Trinity students voice their responses in light of recent racial issues, express their concerns

Adam Tutor

Issue date: 9/21/07 Section: News
In light of the recent allegations of injustice in Jena, La., Trinity students and professors of all different races reflected on their life experiences in relation to racial segregation, and shared insight into how we as individuals, as well as a culture, deal with race in our everyday lives.
"People thought racial segregation was over after Brown vs. Board of Education," said Assistant Professor of History Carey Latimore. "They thought it was done after
the Civil Rights Movement."
According to Latimore, who is African American, segregation is far from being over.
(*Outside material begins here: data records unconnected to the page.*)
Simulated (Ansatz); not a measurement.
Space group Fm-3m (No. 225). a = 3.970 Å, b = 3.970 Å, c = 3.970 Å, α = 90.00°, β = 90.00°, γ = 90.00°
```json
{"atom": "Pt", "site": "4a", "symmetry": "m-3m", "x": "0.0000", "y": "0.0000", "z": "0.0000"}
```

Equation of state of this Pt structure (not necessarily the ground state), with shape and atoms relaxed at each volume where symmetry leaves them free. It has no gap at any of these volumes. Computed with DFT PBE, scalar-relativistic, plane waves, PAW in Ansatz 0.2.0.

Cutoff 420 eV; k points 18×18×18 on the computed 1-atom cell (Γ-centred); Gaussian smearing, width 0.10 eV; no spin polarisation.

"People have become satisfied with the status quo of racial segregation," Latimore said. "They have become happy with the way things are, based on the way they were."
Latimore said that even at his high school in Virginia in the 1990s, the school gymnasium was a visual split of black
and white, but no one cared because it was progress.
According to Latimore, it took something parallel to a Katrina hurricane for people to realize the obvious lines being drawn.
"If something doesn't smash us in the face, then we blow it off, pretend it doesn't exist," Latimore said.
According to Latimore, people too often have the attitude of, "Hey! This is over, we've dealt with it, so let's move on!" Latimore said he doesn't believe racism will ever be over.
"Race will always be there, at least in my lifetime," Latimore said.
Sophomore Nigel Robinson, who is African American and a member of the Black Student Union, said that being black hits home for him when he thinks of the Jena situation.
"The hardest thing for me is that I can't change someone's personal views about me based on my skin color," Robinson said. "What's bad is when people allow their stupidity to affect others."
According to Robinson, some people want to break others down through ignorance.
"It's frustrating," Robinson said, "but it's how you respond to it that can make or break you."
Robinson continued by talking of one time when he was in an elevator with an old lady, who, in the course of the ride, switched her purse to her other shoulder to protect it.